So yesterday I got an email from another sysadmin: "Hey, looks like there's a lot of blocked connections to your server X. Anything happening there?" Me: "Well, I moved email from X to Y on Tuesday...but I changed the MX to point at Y. What's happening there?"
Turns out I'd missed a fucking domain: I'd left the MX pointing to the old server instead of moving it to the new one. And when I turned off the mail server on the old domain, delivery to this domain stopped. Fortunately I was able to get things going again: I changed the MX to point at the new server, and turned on the old server again to handle things until the new record propogated.
So how in hell did this happen? I can see two things I did wrong:
Poor planning: my plans and checklists included all the steps I needed to do, but did not mention the actual domains being moved. I relied on memory, which meant I remembered (and tested) two and forgot the third. I should have included the actual domains: both a note to check the settings and a test of email delivery.
No email delivery check by Nagios: Nagios checks that the email server is up, displays a banner and so on, but does not check actual email delivery for the domains I'm responsible for. There's a plugin for that, of course, and I'm going to be adding that.
I try to make a point of writing down things that go bad at $WORK, along with things that go well. This is one of those things.

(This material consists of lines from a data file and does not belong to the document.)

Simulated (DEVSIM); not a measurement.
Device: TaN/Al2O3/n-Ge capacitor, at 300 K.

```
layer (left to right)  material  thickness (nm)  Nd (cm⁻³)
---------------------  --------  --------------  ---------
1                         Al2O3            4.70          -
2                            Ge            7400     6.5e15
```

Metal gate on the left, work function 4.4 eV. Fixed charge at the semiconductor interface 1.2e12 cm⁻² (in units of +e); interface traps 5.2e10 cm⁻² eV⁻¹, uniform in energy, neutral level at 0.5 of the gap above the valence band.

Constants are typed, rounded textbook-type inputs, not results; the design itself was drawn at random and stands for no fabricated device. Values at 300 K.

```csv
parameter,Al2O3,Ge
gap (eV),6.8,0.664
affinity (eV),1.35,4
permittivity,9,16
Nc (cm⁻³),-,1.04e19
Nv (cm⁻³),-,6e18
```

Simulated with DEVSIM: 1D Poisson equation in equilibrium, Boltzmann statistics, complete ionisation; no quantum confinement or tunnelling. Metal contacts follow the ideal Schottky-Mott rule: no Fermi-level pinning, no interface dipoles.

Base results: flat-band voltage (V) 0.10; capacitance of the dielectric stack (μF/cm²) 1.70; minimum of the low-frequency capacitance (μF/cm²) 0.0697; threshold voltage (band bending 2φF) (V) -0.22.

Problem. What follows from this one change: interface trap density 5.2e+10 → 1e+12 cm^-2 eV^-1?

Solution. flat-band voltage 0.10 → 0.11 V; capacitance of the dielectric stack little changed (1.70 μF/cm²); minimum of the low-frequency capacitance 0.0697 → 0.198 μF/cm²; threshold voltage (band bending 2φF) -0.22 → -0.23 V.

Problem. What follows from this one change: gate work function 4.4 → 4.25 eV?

Okay, so it isn't quite as bad as the time I threw 3,000 incoming
messages for an ISP into my home directory. But I've just figured out
that the reason a) $VENDOR didn't get back to me and b) it's been so
quiet for the last few days is because all email was going to a file
called X-Original-Sender
because of one missing *
. (In fact, that
may also have been the cause of the first big error...)
God, I hate procmail sometimes.